This is a collection of antenna designs that could be interesting for the upcoming sudo mesh Antenna Design Workshop.
For the workshop we're mostly interested in:
- 902.3 - 914.9 MHz for LoRa
- 2412 - 2462 MHz for WiFi and bluetooth
- 2500 - 2700 MHz for channel B41 used by Sprint for 4G LTE
Our antenna analyzer can't measure above 2700 MHz, but we can do some cruder measurements for:
- 5180 - 5825 MHz for WiFi
Especially the following non-DFS frequencies:
- 5180 - 5240 MHz
- 5745 - 5825 MHz
A wide variety, including yagi, log-periodic, patch and ultra wide band, are available for purchase at reasonable prices via WA5VJB and they have datasheets but the designs aren't open.
There is some good info on how much changes in dielectric constant and board thickness affects PCB antenna designs in this Silicon Labs application note on Inverted F antennas (see page 9).
This data shows that the frequency where the antennas has its maximum gain is shifted by over 10 MHz by varying board thickness by 3 mils (0.0762 mm) and by around 20 Mhz by varying the dielectric constant by 0.25.
Here are the specs from a few different PCB manufacturers:
- Seeed Studio: +- 10% thickness, 4.2 - 4.7 dielectric constant
- OSH Park: ? thickness, dielectric not specified higher than 100 MHz and no variance
- JLBPCB: +- 10% thickness, no dielectric variance specified
It's unclear if the Seeed Studio variance in dielectric constant is from board to board or based on variations in frequency.
Based on that we can expect the frequency of an Inverted F antenna in the ~2.4 GHz band on 1.6 mm PCB to vary by:
- Seeed Studio: ~40 MHz from thickness and ~40 Mhz from dielectric constant variance
- OSH Park: ?
- JLBPCB: ~40 MHz from thickness + unknown amount from dielectric constant variance
These are fairly common on consumer hardware for 2.4 and 5.8 GHz. They are pretty much omnidirectional.
Some info on The Dropout's Guide to PCB Trace Antenna Design and this Silicon Labs application note on Inverted F antennas.
Another variation is the meandered inverted-F antenna (MIFA). This antenna is very useful when there is a small amount of available board space. The long leg of the antenna can be meandered to reduce its footprint while still using the required conductor length. This antenna is the smallest inverted-F antenna solution for applications requiring wireless communication at 2.4 GHz. (from Altium)

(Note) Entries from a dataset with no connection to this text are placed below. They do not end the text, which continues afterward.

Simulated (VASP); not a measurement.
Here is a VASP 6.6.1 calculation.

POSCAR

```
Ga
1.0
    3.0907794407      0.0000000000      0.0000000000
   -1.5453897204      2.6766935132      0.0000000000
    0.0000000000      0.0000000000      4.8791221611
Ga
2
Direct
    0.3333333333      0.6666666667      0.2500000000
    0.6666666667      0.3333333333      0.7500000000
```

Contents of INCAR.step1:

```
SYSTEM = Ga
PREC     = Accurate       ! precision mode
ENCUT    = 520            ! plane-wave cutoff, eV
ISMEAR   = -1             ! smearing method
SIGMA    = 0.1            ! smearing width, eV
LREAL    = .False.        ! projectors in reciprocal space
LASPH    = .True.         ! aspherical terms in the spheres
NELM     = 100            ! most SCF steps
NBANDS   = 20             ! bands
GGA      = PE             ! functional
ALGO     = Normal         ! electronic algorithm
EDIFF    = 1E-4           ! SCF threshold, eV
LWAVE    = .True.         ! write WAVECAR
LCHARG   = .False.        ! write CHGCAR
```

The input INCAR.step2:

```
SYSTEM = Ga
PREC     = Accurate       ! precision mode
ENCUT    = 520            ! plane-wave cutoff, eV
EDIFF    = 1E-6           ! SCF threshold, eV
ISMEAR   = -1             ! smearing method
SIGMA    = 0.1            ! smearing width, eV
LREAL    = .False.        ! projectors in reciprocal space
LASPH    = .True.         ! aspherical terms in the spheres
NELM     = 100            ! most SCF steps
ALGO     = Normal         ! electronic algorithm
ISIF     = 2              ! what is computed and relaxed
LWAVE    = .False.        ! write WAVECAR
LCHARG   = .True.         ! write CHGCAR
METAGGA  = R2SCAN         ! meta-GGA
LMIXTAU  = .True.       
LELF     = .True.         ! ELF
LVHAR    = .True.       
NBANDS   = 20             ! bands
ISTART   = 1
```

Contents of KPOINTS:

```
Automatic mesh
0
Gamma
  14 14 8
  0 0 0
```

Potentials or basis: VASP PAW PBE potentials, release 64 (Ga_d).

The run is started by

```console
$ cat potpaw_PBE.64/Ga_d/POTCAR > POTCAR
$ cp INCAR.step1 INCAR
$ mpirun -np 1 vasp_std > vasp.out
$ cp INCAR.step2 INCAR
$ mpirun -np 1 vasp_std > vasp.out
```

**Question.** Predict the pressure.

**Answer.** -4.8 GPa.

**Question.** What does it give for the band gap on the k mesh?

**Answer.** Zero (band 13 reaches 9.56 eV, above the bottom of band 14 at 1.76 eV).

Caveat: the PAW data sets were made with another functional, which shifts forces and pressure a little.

Here's an interesting looking patent that was abandoned in late 2019.
ToDo
Apprently the bandwidth correlates with the thickness of the waveguides?
Basically a very simple two-element yagi. Can get up to 9.7 dBi gain at 28 MHz. Not sure if more or less at higher frequencies.
The main website about them with a calculator is offline but archive.org has a copy.